The conversion of a catholic missionary

presented by

Card. Simon Pimenta

PIME Publications, PIME Regional House, Eluru - 534 0-07, A.P., India

 
 

LIFE IS BURSTING

 Letter No.36, July 1989

 

Dear Friends

    During the winter season, when European tourists come to India, sometime I take them around Bombay. In such a big city very often you find yourself in big crowds like those coming out of railway stations or in those rivers of people pouring out of the offices in the evening rush. Or passing along the road of the harbour where thousand of porters live on the pavements with their families. Or when from the top of a flyover you can see an extension of huts in the slums, then you can feel the heaviness of silence that grips your guests. And when we come across swarms of children near some school then it happens that westerners ask: “Why they have so many children in such appalling situation?”

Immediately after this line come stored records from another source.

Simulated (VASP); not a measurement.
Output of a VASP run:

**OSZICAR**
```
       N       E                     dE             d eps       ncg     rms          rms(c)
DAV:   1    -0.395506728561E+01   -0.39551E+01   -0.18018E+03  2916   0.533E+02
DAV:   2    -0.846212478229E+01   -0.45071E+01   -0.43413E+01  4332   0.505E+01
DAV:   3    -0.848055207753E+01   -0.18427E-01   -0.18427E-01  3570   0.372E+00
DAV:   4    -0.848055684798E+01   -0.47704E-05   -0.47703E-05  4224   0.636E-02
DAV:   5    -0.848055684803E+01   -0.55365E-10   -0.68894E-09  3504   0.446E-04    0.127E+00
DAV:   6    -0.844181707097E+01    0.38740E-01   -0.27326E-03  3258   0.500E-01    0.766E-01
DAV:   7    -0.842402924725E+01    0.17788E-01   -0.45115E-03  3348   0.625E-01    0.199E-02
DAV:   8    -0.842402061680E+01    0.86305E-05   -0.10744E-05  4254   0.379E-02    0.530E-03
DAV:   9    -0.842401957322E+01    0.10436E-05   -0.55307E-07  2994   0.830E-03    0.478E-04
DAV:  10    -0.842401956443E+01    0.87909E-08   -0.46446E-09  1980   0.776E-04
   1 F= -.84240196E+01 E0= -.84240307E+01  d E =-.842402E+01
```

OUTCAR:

    I, who lives here since twenty years, somehow I understand their bewilderment because I also went through their impressions. But living together with these men and women, sharing their hopes and their sorrows, you understand that children are the sign and the fruit of love and love is the gift of the poor, it flowers also in the slums. The children are their hope, their future and their life.

    Perceptions and impressions, sentiments and reactions are very subjective. They depend from our previous experiences, from our education, from our culture. But one thing is sure, is evident, is undeniable, one thing hits you immediately in Bombay, in India: here there is life, here life is bursting.

One can surely object and ask: ”But which quality of life?” There is vegetable life, animal life, and  human life in different degrees. Westerners can also ask: “Is this life humane?”

    Life is always a phenomenon in evolution. The environmental conditions of life in the slums of Bombay are surely not the highest level of development. But all civilisations had passed through similar stages. But in whatever stage of development man is, he has the power to jump to the end. The rishis , the seers, the men of God does not need any particular richness or environment to contemplate the ultimate reality. In the opposite, he tries to get rid of everything in order to be free to see beyond. When we think that in India rishis  had existed since ever, in economic or environmental conditions not surely better than those at present, who can tell me that  the lady  that I see now looking at her children, down there in her hut on the footpath, or that coolie who seeps  his tea and relax in a break of his work are not having a moment of beatific vision?  Man is able to transcend any kind of conditioning.

    May be I am dreaming when I speak of ultimate reality and beatific vision. Certainly is not my intention to idealise and defend  poverty and least of all I don’t want to excuse or exempt myself from working to eradicate poverty and fight for justice and equal opportunities for all. What we see in Bombay is not fantasy, it is stark and ugly reality.

    I am now thinking at the theme of life in the Gospel and letters of John. Jesus said: “I am the life”. If I can paraphrase the beginning of the first letter of John, in my context I would say: “What we have seen with our eyes, what we have contemplated and our hand have touched, what existed since the beginning, that life that was manifested, we have seen it and we are witnessing, and we are announcing to you that life that is eternal, that life that is of the Word of God, who was with the Father  -  this life we can easily see in India.

    We need a lot of faith, you will say. Of course! Without faith we cannot live.